Intel declined to make Mr. Swan and Mr. Gelsinger available for interviews.
Many of Intel’s key leadership departures in recent years occurred under Brian Krzanich, the chief executive who was forced out in 2018 after a consensual affair with a subordinate. But Intel suffered a blow last year when Jim Keller, a celebrated engineer who was helping to overhaul development processes, left the company.
Venkata Renduchintala, a former Qualcomm manager who had been trying to help Intel recover from its manufacturing problems, also departed in 2020 after Intel disclosed that its next production process would be delayed.
Mr. Swan, 60, is credited with helping to ease internal squabbling at the company, and spearheaded changes aimed at taking Intel into other markets, such as gear for cellular base stations. He also shed ailing businesses, selling a unit that designed wireless chips to Apple and another making a variety of memory chips to SK Hynix.
But analysts said he lacked the background to make tough technical decisions.
“Chip problems take years to address, and while Swan accomplished a lot, it wasn’t enough,” said Patrick Moorhead, an analyst with Moor Insights & Strategy. He added that he expected Mr. Gelsinger “to focus on the company’s engineering culture.”
Mr. Gelsinger faces daunting issues. One is how to respond to Intel’s manufacturing problems. Besides making engineering improvements, Mr. Swan signaled that Intel might take the radical step of turning beyond its own factories for some of its flagship chips. The company already uses TSMC to make some products, but outsourcing some of its most important processors would be a blow to Intel’s image. The issue is expected to be addressed along with Intel’s fourth quarter financial results on Jan. 21.

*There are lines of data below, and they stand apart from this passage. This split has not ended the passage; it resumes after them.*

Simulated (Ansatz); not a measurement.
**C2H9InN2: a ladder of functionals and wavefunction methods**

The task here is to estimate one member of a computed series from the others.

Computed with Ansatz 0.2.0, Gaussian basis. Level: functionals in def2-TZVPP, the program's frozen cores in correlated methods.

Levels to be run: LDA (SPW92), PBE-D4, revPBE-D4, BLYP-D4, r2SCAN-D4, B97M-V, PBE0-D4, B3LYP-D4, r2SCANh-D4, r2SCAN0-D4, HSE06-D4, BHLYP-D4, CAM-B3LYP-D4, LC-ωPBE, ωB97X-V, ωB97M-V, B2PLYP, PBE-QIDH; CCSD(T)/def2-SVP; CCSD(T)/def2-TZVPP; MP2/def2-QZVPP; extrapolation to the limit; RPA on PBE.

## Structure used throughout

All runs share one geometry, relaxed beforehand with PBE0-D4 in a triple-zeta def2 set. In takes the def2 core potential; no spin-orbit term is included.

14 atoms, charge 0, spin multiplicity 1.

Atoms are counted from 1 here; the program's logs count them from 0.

Third Point has also raised the issue of whether Intel should continue to keep both design and manufacturing operations and whether it should spin off some unsuccessful acquisitions.
At the same time, Intel must counter invigorated competition from the chip designers Advanced Micro Devices and Nvidia. Both exploit the advanced manufacturing services in Asia, and their share prices have surged while Intel’s has languished.